I don't know why units are not discussed more in the lower grades. They can be very helpful for simple DRT problems. The units help to see if you are doing the problem correctly. If you get confused about whether you need to multiply or divide, the units can often tell you what to do.

Michael Weiss said...

Allison,

Preservice.

I am not sure how to account for these results. Obviously part of me worries that it is my fault: teachers always feel some responsibility for their students' successes or failures. And part of me is defensive, wanting to blame it on decades of bad intellectual habits ingrained in the students.

I am certain that most students came up with the answer 360 in^2, saw that was not listed as a choice, and thought "Oh, I have to divide by 12 to convert inches to feet", and did not think any further about it. I think if I had explicitly asked students "How many square inches in a square foot"? most would have gotten it right. I even suspect that if I had explicitly asked "Convert 360 in^2 to square feet" most would have gotten it right. But because the conversion was not the obvious focus of the problem (ostensibly this was a question about calculating the area of a trapezoid; the units conversion was just an en passant move), nothing in the problem cued them to think carefully about the units.

Which, of course, is precisely why I wrote the problem as I did. Teachers need to be thinking about details even when they are not double-underlined and highlighted in red.

I can tell you that the same question will appear on my final exam this semester, too, and I will let you know (in about a month) how the results come out.

Allison said...

Well, I think the "didn't think further" answer is probably right. I think it matches my experience working with teachers in inservice. The fundamental problem seems to be that teachers don't think mathematically. They don't think about what the definitions require, what is implied, what must follow from what they know. And a course or two just doesn't overcome that lack of thinking mathematically, and as teachers, we who think mathematically have not figured out how to lead them there. So part of it is our fault, part is the bad habits. The question is: how simple can we make it to think mathematically? What as teachers of teachers can we actually do, and how much of it is hard work and time on their part? I don't know.

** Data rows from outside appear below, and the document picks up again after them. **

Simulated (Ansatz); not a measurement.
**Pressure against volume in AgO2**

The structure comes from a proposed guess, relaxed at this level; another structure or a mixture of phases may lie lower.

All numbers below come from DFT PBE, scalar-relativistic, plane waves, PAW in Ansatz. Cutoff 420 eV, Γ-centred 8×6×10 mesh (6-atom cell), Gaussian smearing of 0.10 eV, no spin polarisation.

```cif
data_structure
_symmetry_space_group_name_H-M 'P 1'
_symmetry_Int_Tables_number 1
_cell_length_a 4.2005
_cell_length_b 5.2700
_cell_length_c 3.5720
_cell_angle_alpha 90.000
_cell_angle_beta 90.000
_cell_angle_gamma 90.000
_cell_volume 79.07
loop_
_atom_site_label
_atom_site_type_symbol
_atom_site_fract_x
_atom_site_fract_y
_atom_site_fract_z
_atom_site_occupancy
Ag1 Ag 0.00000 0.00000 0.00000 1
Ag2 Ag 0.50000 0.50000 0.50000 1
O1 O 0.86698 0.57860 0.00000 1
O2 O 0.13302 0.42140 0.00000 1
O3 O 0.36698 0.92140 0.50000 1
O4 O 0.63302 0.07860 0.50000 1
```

So, if you don't think about definitions in this case, you don't think about what the unit definition means, you don't think about what units you need to convert to, don't think beyond the focus of "I'm supposed to be DOING something right now!" Their students have the same problem.

Just waking them up to see how much they do this, and how much their students do is probably the first real step in getting teachers to realize how much thinking mathematically matters. But even that is difficult work.

Niels Henrik Abel said...

I recall my introduction to unit conversions when I took chemistry as a sophomore in high school. Early on in the course, our instructor helped us get on the right track by teaching us about "mole island" and giving us practice problems. The light bulb went on for me when I realized that the unit designations themselves could be manipulated algebraically, and as long as I kept track of what units I needed to eliminate and which I needed to have in my final answer, I would never again be confused as to whether multiplication or division was required to perform the unit conversion.

Catherine Johnson said...

Haven't read the comments, but I realize my post is unclear: when I said that I learned nothing about area or volume conversions, I meant that I learned nothing in school.

Saxon Math covered them.